I am deeply grateful to the many individuals who put their knowledge and expertise at my disposal during the course of writing this book. Unfortunately, I cannot give due credit to some of those people to whom I owe the greatest debt in understanding the intelligence issues, because they spoke to me on condition that I keep secret their identities.
I greatly benefited from the insights, erudition, and criticisms provided by those who read draft chapters at various stages of my investigation. I am particularly indebted in this regard to Tobias Brown, Rachelle Bergstein, Richard Bernstein, Sidney Blumenthal, David Braunschvig, Ash Carter, Susana Duncan, Joe Finder, Ben Gerson, Andrew Hacker, William Haseltine, Eli Jacobs, Bruce Kovner, Robert Loomis, Gary Lucas, John Micklethwait, Frederick Mocatta, Andrew Rosenberg, Curt Sawyer, Sean Wilentz, and Ezra Zilkha.
I am especially grateful to Harold Edgar, the Julius Silver Professor in Law, Science, and Technology at Columbia Law School; and to Jack Goldsmith, Henry L. Shattuck Professor at Harvard Law School, for sharing with me their legal perspective on the espionage statutes and other legal issues.
I thank Edward Lucas of The Economist for recommending Catherine A. FitzPatrick, a writer and translator at The Interpreter magazine as someone who “possesses a unique knowledge of the labyrinthine world of Russian disinformation.” She proved a godsend for this book. With her deep understanding of the workings of the Internet, she helped me retrieve information from the dark side of the Internet that I otherwise would not have found.
Because I do not believe an investigative book should be written without the author visiting the crime scene and other pertinent venues, I undertook research in Hawaii, Japan, Hong Kong, and Moscow. Where possible, I flew the same flights that Snowden did. I am grateful to Ena and Ines Talakic for their assistance on these research trips. As talented documentarians in their own right, they filmed a number of my interviews on these trips, and generously provided photographs for this book. I thank Alexander Bitter in Hawaii, Joyce Xu in Hong Kong, Ko Shoiya in Japan, and Zamir Gotta, Natalie Filkina, and Svetlana Chervonnaya in Russia for their help in arranging my interviews in those places. I also owe special thanks to Nick Grube, an editor at Civil Beat in Honolulu, for accompanying me to the NSA base where Snowden was working in 2013.
I am indebted to Nancy Novick for her skill, patience and enterprise in helping me find the selection of photographs for this book.

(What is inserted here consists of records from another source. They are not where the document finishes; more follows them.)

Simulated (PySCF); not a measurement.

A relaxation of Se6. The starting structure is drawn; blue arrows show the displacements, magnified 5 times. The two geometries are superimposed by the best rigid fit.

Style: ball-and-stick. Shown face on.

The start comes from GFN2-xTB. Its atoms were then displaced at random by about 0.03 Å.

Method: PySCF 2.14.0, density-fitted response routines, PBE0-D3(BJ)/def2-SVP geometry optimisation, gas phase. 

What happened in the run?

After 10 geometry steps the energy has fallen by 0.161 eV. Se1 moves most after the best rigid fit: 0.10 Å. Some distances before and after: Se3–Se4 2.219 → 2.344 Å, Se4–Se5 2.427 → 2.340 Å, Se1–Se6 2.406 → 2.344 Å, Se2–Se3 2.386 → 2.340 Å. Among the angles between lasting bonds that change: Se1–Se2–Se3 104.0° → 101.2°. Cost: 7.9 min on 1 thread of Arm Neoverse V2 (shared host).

I am grateful to Zachary Gresham for his meticulous fact-checking and proofreading, and to Ingrid Sterner for her immensely helpful copyediting skills. Because I perform all my own research, I alone am responsible for any errors that appear in this book.
Mort Janklow, who has represented me for three decades, did a superb job in arranging for Alfred A. Knopf to publish this book.
I am thankful to Julia Ringo and the team at Knopf for their help in preparing this book. Finally, I am deeply indebted to Jonathan Segal for meticulously editing this book. The manuscript gained immeasurably from both his keen eye and his wise judgment.